Wind Mill, Moortown, Co. Wexford
Co. Wexford |
Kilns
At Moortown in County Wexford, a truncated cylindrical tower sits on flat ground, its working days long finished but its walls still holding a quiet record of what grain-milling once looked like from the inside.
The tower survives only to the height of its first floor, roughly two and a half metres of stonework, yet enough remains to read the logic of the original structure with some clarity. What makes it particularly worth attention is a bottle-shaped recess cut into the north wall, widening towards its base, which was designed to allow flour sacks to bulge outward as they filled. It is a small, practical solution to a physical problem, and the kind of detail that tends to disappear when a building is repurposed or rebuilt.
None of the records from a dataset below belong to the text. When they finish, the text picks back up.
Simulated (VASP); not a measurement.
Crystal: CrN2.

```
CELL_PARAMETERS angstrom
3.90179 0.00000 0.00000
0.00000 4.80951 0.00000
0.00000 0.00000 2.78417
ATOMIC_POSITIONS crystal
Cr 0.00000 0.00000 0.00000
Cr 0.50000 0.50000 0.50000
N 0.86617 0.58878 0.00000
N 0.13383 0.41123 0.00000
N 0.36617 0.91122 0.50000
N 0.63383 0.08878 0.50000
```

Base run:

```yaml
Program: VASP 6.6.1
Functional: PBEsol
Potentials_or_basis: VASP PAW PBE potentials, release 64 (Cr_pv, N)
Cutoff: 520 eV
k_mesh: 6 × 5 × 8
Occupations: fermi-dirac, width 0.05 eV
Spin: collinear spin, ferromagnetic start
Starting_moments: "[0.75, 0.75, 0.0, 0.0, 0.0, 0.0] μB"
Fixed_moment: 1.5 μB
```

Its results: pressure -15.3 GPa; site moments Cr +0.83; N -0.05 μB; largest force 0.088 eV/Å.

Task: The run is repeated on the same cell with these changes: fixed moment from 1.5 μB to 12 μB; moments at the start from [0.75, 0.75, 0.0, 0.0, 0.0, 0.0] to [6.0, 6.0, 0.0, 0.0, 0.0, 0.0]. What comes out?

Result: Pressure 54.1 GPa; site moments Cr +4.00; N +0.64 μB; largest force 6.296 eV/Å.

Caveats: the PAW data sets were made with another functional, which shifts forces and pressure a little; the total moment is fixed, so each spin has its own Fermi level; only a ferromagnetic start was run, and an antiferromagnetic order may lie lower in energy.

The Ordnance Survey six-inch map of 1839 marks the mill as being in use at that date, which places its active life somewhere in the earlier nineteenth century, though the structure itself may be older. The tower has an external diameter of just under five metres and an internal diameter of about three, with opposing doorways on the east and west walls. Projecting steps rise from the west doorway along the inner face of the south wall, leading to the upper floors that no longer exist. The first floor was originally carried on a rebate, a shallow ledge cut into the masonry on the north side, a straightforward construction technique common in tower mills of the period. Scratched into the door jambs are three sets of initials, PP, MM, and IP, the kind of informal inscription left by workers or visitors, their identities now unknown.